$T$ selfadjoint with nonnegative spectrum implies $T=S^2$ for some selfadjoint $S$ I have question regarding the following problem: Let $H$ be a Hilbert space and $T$ a bounded linear operator from $H$ to $H$. If we assume that $T$ is selfadjoint with spectrum in $[0,\infty)$ can we conclude that $T=S^2$ for some selfadjoint bounded operator $S$ (I know that this implies that $T$ is positive but I want to show the implication directly)?
I started to define $X = T-aI$ where $a \in (-\infty,0)$. Then $X$ is selfadjoint and invertible but I don't know how to proceed.
 A: The answer is yes. The Theorem on page 265 in Frigyes Riesz and Béla Sz.-Nagy's Functional Analysis (Dover paperback 1990) states:

Every positive symmetric transformation $A$ possesses a positive symmetric square root, and only one, which we denote by $A^{1/2}$. It can be represented as the limit (in the strong sense) of a sequence of polynomials in $A$, and consequently is permutable with all transformations which are permutable with $A$.

What I like about their proof is that it is constructive, there is no compactness assumption, it works in real or complex Hilbert space and does not use the spectral theorem.
A: Let me summarize what I said in the comments. 

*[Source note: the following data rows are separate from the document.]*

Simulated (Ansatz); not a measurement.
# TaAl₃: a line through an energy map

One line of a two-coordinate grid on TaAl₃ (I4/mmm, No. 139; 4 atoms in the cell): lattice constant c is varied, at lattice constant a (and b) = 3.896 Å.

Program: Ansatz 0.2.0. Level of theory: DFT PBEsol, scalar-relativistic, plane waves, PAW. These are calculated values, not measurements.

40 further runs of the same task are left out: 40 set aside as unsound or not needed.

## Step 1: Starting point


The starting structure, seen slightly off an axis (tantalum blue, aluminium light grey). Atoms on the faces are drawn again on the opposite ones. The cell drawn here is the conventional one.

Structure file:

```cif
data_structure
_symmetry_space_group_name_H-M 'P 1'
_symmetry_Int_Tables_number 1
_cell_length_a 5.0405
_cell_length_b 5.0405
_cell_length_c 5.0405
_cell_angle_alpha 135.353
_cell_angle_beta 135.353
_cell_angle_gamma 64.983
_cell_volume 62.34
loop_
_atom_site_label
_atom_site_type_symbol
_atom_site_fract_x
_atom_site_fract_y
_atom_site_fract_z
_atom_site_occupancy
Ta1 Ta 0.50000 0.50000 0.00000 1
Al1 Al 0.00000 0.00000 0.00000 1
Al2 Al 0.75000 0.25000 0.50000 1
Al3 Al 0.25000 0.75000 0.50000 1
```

If your self-adjoint operator $T$ is on a finite dimensional space, or otherwise is a compact operator, then the spectral theorem for compact operators says it has eigenvalues, real eigenvalues due to self-adjointness. And non-negative by hypothesis. Then we may define $S\colon e_i\mapsto \sqrt{\lambda_i}e_i,$ and we will have $S^2=T.$
If $T$ is assumed to be bounded, but not compact, then we are not guaranteed to have eigenvalues, but we still have a complete spectral decomposition. In this case the spectral theorem can take a few forms, in terms of spectral measure, projection-valued measure, and a multiplication operator.
In terms of the projection-valued measure, if we have $T=\int_{\sigma(T)}\lambda\,dE_\lambda$, we may construct $S=\int_{\sigma(T)}\sqrt{\lambda}\,dE_\lambda$ as our square root.
This is the general method by which you can apply any continuous function to an operator, via the Borel functional calculus.